In the station’s outbuildings, Russian graffiti declared: “President Zelensky, we are coming.” A framed photograph of Vladimir Putin that had hung on a wall lay smashed on the ground.
Maxim was lucky, by all accounts, to have survived to tell his story.
Volodymyr Kaluga, Kherson’s senior prosecutor, said that investigations had been opened into 869 cases in which people had been detained and tortured. So far, however, only 480 of the alleged victims had been found.
Asked if he knew what had happened to the rest, he replied: “Unfortunately not.”
Meri Akopyan, a deputy interior minister who visited the police station yesterday, said that community leaders and officials were among those still unaccounted for. “We don’t know whether these missing people have been killed, taken to Russia, or simply not tracked down yet,” she said.

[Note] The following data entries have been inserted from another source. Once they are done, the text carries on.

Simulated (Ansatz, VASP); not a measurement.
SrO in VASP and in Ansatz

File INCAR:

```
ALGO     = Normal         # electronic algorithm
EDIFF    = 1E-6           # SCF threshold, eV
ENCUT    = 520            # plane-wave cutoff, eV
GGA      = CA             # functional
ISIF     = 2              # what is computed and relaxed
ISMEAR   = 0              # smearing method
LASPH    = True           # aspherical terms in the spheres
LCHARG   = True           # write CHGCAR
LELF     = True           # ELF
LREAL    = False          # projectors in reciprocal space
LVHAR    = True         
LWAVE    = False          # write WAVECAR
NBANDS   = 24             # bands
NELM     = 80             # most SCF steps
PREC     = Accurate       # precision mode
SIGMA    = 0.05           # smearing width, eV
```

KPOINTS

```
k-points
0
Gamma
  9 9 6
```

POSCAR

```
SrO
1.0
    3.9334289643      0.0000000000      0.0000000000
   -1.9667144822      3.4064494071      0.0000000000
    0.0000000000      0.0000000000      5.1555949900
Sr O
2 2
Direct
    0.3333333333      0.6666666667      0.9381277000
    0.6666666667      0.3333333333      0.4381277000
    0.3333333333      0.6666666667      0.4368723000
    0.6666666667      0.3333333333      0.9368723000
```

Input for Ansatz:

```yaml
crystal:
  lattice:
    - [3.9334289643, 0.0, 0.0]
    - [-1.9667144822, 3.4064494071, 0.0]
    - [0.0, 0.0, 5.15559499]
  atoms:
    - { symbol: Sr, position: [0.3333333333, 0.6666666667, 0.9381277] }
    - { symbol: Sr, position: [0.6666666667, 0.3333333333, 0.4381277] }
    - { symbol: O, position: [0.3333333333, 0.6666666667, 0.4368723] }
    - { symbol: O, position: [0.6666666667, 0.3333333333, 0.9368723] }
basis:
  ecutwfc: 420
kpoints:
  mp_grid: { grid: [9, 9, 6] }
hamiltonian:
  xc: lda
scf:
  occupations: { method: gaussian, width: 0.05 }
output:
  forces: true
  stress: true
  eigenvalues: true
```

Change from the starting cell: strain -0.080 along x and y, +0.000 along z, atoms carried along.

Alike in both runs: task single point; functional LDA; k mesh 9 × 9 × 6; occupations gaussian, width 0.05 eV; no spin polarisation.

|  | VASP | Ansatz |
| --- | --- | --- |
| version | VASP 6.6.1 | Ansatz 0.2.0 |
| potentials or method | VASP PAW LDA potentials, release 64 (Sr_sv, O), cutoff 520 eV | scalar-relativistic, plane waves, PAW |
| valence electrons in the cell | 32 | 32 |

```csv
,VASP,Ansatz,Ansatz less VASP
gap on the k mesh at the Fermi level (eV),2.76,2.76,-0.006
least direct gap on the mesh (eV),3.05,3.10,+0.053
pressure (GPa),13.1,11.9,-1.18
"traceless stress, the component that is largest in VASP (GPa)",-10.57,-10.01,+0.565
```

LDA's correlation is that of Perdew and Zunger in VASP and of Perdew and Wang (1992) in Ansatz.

The first major Ukrainian city to fall into Russian hands, Kherson has been readjusting to life back in Kyiv’s control since last Friday, when the Kremlin withdrew its 30,000 troops to the east side of the Dnipro river.
The city has been left in a state of ruin, with most businesses either shut, looted or war-damaged. Homes are cut off from electricity, gas and water supplies.
The city yesterday honoured those who had tried to defend it. At a wooded municipal park in a suburb, a memorial on a bullet-scarred tree marked the spot where 17 members of a territorial defence unit were killed as a Russian armoured column invaded on March 1.
Their bodies were left there for two days until a priest retrieved them for burial.